Updated at 12:11 p.m. on May 24.
To hear leading conservatives tell it, the specter of book banning looms large in the United States.
Book-banning fears helped convince the Supreme Court to throw out the decades-old prohibition on direct corporate campaign spending earlier this year. Now free speech champions are stoking those fears as the Senate takes up Solicitor General Elena Kagan's nomination to sit on the Supreme Court.
Kagan's oral arguments before the court in the Citizens United v. Federal Election Commission case are "very troubling," Senate Minority Leader Mitch McConnell of Kentucky declared on NBC's Meet the Press recently. He's also lambasted Kagan and her deputy on the Senate floor for telling the high court that, as he put it, "the federal government has the power to ban books and pamphlets."
It all sounds pretty alarming. As former FEC Commissioner Bradley A. Smith aptly noted in the American Spectator recently, "the idea of book banning strikes an emotional chord" in the U.S. In its darkest iteration, it calls up images of German students, incited by Nazi propagandists, tossing thousands of "un-German" books onto bonfires in 1933.

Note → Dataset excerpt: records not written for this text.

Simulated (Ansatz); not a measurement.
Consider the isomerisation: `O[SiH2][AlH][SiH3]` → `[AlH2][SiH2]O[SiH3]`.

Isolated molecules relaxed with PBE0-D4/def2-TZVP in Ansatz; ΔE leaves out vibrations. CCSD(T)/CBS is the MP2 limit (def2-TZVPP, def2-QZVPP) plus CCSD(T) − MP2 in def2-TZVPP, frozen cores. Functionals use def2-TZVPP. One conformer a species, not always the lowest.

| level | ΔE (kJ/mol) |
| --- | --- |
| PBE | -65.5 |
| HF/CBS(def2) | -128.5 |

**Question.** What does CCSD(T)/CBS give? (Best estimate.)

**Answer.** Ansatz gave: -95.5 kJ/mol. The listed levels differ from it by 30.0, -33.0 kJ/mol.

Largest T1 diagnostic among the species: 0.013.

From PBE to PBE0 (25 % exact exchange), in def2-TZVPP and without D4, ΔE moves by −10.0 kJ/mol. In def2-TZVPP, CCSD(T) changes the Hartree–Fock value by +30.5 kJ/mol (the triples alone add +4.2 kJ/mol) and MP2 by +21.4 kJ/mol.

Of course, no book has been banned in the U.S. for close to half a century. By some accounts, the last book banned in this country was the John Cleland novel Fanny Hill in 1963.
So why the sudden uproar over book banning under the campaign finance rules? It all goes back to the Supreme Court's first round of Citizens United arguments last March, when Justice Samuel Alito asked Deputy Solicitor General Malcolm Stewart whether the ban on direct corporate spending could possibly extend to books.
In a rambling response that many regard as a turning point in the case, Stewart acknowledged that the ban could hypothetically include books and other media. But he quickly explained that election laws exempt the institutional press -- including book publishers -- from regulation.
Pressed on this point when the high court reargued the case in September, Kagan attempted to clarify that the government is not in the business of banning books. While she acknowledged that "on its face" the corporate spending ban could hypothetically extend to books, she stressed that the FEC has never imposed such a ban, and that if it did, it would be vulnerable to constitutional challenge.
Kagan told the court point-blank that "nobody in Congress, nobody in the administrative apparatus, has ever suggested that books pose any kind of corruption problem." Pressed further on whether the ban would apply to a pamphlet, if not a book, Kagan responded that "a pamphlet is pretty classic electioneering."
In his recent floor speech, McConnell said that argument "would come as a shock to the Founders, who disseminated quite a few pamphlets criticizing the government of their day."
But given direct mail's burgeoning role in elections, it should come as no surprise that the FEC regulates mass mailings of candidate promotional materials. Such mailings could take the form of fliers, glossy brochures or even (gasp!) pamphlets. And since corporations and unions are now free to underwrite such mailings in any event, the only real question is whether voters should know who paid for them.
"The distinction of pamphlet from flier or direct mail piece is meaningless," said Paul S. Ryan, associate legal counsel at the Campaign Legal Center. "What you're talking about here is print ads that cost big money to sway voters. And I think that disclosure is a good thing in that context."
To be sure, books have occasionally attracted FEC notice. Whenever book banning comes up, First Amendment defenders trumpet a 2004 FEC investigation that involved a book written by liberal financier George Soros, titled The Bubble of American Supremacy: The Costs of Bush's War in Iraq.
As it turns out, though, the FEC had no beef with the actual publication of Soros' book. Rather, the FEC objected to a high-dollar mass mailing that distributed some two million brochures used to market the book, which expressly advocated the defeat of President Bush. As it so often does, the FEC deadlocked in any case and failed to take action.
If anything, the 2008 presidential race suggests that book publishing has become all but a prerequisite for national political engagement. Democrats could choose between Barack Obama's The Audacity of Hope and Dreams from My Father; Hillary Rodham Clinton's Living History; and Joe Biden's Promises to Keep, among many others. Republicans had John McCain's Faith of My Fathers; Mitt Romney's No Apology: The Case for American Greatness; and Ron Paul's The Revolution: A Manifesto.
Indeed, when Bill Moyers brought up book banning on his PBS program last September, Campaign Legal Center President Trevor Potter had trouble keeping a straight face.
"I'm laughing because I think that is the epitome of a red herring here," Potter told Moyers. Potter pointed out the exemptions for press activity and for commercial speech. He also noted the danger of "essentially having a high-level law school seminar on the Supreme Court about hypothetical, constitutional questions... when the real world actually functions without any book banning at all."
CORRECTION: The original version of this column incorrectly named the magazine where Bradley A. Smith's piece appeared.